Thursday, December 1, 2016

All I really want for Christmas

All I really want for Christmas
Originally published on December 10, 2013

Last February my pal, Satish, asked me what I wanted for Christmas this year.
"That's a long way off," I replied. 
"I know," he nodded. "But what do you want?"
"A boyfriend," I smiled.
He grinned, knowing how the subject of my singlehood often comes up with him and his little brother, Danta.  Both are perplexed that I'm as old as their Papa, but still on my own.
"Do you ever want to get married?" Satish asked.
"Maybe....but I want to practice first."
I let that conversation drift away and didn't really think about it much this past year.  Writing a new manuscript, teaching yoga, and keeping up with a new kitten has kept me focused and busy.  Now that the holidays have rolled around again, I'm reminded how much our culture focuses on Christmas as a gateway to engagements, to "Baby's first holiday," to all things family related. 
When I was younger, a mild depression would set in around Thanksgiving and hover over every part of the season.  Media reminded me again and again that I didn't have what was typical...normal...desirable.  Impressionable and unable to separate the advertisements from reality, I would boost my confidence by telling myself, "Next year you'll have someone...next year you'll have what you really want.  Next year...next year...next year."
         
Since then, a couple of decades have passed and all of those "next years" have evolved into something completely different.  Now I appreciate the holiday season as a time to decorate for the many yoga students and friends who pass in and out of my home.  I make nearly all of the gifts I give and enjoy watching excited faces try on handwarmers and socks and hats.  I play Holiday Bingo and practice fun seasonal yoga poses with my kids (candy cane, reindeer, and chimney, just to name a few) and delight in watching them make up their own renditions of Santa's sleigh and Jingle Bells. 
I've made peace with the fact that my life is as it is meant to me...now and always.  And while as a single woman, I don't have a family of my own, I do have the time and space to choose a different way of enjoying the season.  No one asks me what I want for Christmas and to be honest, there's nothing missing from my life...not really.
I'm reminded of the first Harry Potter book in which Harry spends part of his first Christmas at Hogwarts discovering the Mirror of Erised.  Dumbledore explains that the happiest person on earth would look into the mirror and see himself/herself exactly as he/she is.  It's taken a long time, but now when I see the reflection of my own life, I wouldn't change a thing.
But I'm still open to whatever unseen gifts the future will bring.
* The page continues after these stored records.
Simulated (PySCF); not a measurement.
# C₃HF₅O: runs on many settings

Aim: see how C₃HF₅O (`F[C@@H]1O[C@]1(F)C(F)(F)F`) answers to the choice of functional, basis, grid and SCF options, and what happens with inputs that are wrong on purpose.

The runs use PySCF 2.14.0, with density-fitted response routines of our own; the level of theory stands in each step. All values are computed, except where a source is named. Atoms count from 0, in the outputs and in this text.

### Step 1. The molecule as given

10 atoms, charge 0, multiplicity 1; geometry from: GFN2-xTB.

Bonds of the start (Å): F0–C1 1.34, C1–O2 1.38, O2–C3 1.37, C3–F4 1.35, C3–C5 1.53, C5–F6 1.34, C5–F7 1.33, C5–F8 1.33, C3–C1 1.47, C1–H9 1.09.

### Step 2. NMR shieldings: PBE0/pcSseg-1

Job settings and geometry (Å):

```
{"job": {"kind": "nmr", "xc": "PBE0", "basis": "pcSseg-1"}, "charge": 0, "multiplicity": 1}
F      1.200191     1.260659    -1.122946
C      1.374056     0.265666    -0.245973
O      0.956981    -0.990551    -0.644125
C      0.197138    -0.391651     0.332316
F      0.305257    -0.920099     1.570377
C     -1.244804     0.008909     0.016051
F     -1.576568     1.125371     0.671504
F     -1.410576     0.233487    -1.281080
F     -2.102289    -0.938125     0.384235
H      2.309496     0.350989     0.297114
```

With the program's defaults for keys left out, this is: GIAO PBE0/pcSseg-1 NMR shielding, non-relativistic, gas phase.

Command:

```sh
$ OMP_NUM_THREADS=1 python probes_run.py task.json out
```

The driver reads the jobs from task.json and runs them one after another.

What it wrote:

Last night Satish, Danta and I were discussing the fact that I no longer wear my wedding ring.  Danta asked me why I still wasn't married to a real person.  "You're older than my Papa," he explained.  "You should be married."
"You mean I should marry just any old guy even if I don't really like him...just to say I'm married?"
He pondered this.  "You mean what if he doesn't like your cats and he picks his nose and he yells and messes up your yoga room?"
"Well, everyone picks their nose now and then," I giggled.  "Just not in public."
Danta and Satish burst out laughing. 
"Yeah, but what about all that other meanie stuff?" Danta asked.
"Well, a guy like that wouldn't last two minutes in my house," I said.
"He wouldn't last two seconds!" Danta quickly replied.
Ah, that kid really knows me well.
"What kinds of things should I look for in a good husband then?" I asked the boys.
"Well, he should like kids," Danta said earnestly.
"And he should be honest," Satish nodded.
"And be kind," said Danta.
"And be generous," echoed Satish.
"And he should be really peaceful," Danta smiled. 
"Wow...those are really good qualities," I smiled.  "You guys will have to pray that someone like that is sent my way...and if it's meant to be...it will be."
"We will," Satish promised. 
         Earlier this morning I was pondering their list and realized these are the things I really want for Christmas...not necessarily in a man, but to embody within myself.  To be playful with children.  To be honest and kind and generous.  To live in peace.  How wonderful to know that all I really want this holiday season can't be found beneath my Christmas tree...but already lives inside my heart.